BB and I went up to the Poconos this weekend for the holiday. We stayed in an old Tudor mansion B&B near Bear Creek in Pennsylvania. This was our first weekend of marathon training, but it was also our weekend away. We wanted to be very active, but it was less important to get in the actual distance. Especially considering how tough the runs turned out to be. We went to the Bear Creek Preserve, which isn’t far from where we stayed. If you click the “trail map” link (pdf) at the end of the page, you can find the red, “difficult”, trail that we did. The map says it’s 6.1 miles, but my GPS said it was 6.7. And it was a grueling, brutal trail.

It had rained all night, and it rained all day. The path was wet, slick, muddy, and often ankle-deep water. Much of it was large rocks, and covered in undergrowth. Because of the inclemency, or perhaps the remoteness, we were the only people there. Literally, not a single other car in the parking lot. The trail guide warns of “black bears, bobcats, and rattlesnakes”. Joy! I made sure BB understood that if we were eaten by bears it was her fault. And away we ran. The 6.7 miles took us an hour and forty-five minutes. We twisted our ankles, and plowed through deep mud, and ruined our shoes. It was awesome.

The next day we went to Ricketts Glen State Park, and did the Falls Trail, which is not runnable, and was too crowded even if it had been. It’s a five mile trail that passes something like 17 waterfalls, some more than 90′ high. It descends deep into a valley and than back up. We ended up adding another mile or so onto it because of where we had to park. It was a beautiful and challenging hike, but accessible to anyone interested in a challenging two-hour hike. You don’t have to be really fit, just willing to stick it out. I’d highly recommend it to anyone visiting eastern Pennsylvania.
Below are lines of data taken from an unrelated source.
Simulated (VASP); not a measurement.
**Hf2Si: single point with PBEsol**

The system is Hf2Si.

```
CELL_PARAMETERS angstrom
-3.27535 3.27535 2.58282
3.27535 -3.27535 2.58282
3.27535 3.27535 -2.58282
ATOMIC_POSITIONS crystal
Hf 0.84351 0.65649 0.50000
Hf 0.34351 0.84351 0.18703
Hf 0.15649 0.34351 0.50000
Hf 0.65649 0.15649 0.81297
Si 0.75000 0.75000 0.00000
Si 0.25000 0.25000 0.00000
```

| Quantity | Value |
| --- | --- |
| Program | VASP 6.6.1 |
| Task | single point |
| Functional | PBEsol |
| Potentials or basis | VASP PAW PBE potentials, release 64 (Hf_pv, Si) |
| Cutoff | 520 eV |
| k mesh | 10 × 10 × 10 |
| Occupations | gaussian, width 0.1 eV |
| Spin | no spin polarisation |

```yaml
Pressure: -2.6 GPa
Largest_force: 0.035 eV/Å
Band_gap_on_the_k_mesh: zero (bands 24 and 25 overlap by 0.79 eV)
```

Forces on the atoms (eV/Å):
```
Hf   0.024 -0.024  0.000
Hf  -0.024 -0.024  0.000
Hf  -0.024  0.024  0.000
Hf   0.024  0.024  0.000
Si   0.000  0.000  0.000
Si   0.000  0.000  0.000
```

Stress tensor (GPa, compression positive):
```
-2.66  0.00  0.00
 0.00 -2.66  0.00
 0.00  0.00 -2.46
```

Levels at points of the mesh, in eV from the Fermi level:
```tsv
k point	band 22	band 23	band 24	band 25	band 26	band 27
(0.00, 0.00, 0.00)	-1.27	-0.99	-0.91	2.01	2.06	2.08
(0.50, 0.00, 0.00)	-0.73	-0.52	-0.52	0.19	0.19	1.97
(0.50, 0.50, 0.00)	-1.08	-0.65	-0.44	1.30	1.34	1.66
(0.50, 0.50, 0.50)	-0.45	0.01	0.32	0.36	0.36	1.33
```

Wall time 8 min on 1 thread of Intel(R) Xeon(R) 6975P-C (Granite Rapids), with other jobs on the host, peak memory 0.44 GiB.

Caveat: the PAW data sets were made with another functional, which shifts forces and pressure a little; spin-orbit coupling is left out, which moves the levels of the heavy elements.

I really enjoyed the four-day weekend, and it was very nice to take a little time off and get myself moving. Trail running is a whole different beast from road running. Harder. More mentally demanding. And I prefer the road, all things considered. But it’s a good thing to do to find another level inside that I can get to. Dredge up something from inside and put it out there. It’s not mystical. I’m not doing ultra-marathon endurance challenges. I’m not an athlete. But I’ve become someone who does things. And I like that about myself.

For the fourth of July, we went into Wilkes-Barre (WILKSbarry) and found a fun little traveling carnival and rode the tilt-a-whirl which was indisputably more dangerous than any bears. BB made sure I understood that if we died in a tilt-a-whirl accident that it was my fault. We threw darts at balloons and went home to bed before the big fireworks display. It’s pretty obvious that Wilkes-Barre has not recovered from the recession yet. A great old American town, still suffering badly. Abandoned shop-fronts and burned-out buildings on prominent corners. It was sad.

All in all a very nice vacation. Now I’m back. I have a paper to finish and a bunch of presentations to give and a person to hire. I’m sore from the runs and nervous about marathon training. There’s a new plumbing problem in my house, and I need some flooring replaced. We’ll see what the world brings me next. But I can handle it. Because I’m here, and sober, and accepting of the things life brings. Even when they suck, like plumbing problems.

One Comment leave one →
  1. tehbride permalink
    7 July 2015 10:24

    I completely disagree that trail is more mentally demanding than road! Clearly that’s personal. I find it so hard to just keep going on road after flat road. It intimidates the hell out of me. On trails, though, my mind and body are always occupied and entertained, and the time and miles fly by. Definitely more cardio and different muscles involved, but mentally, for me, so much easier!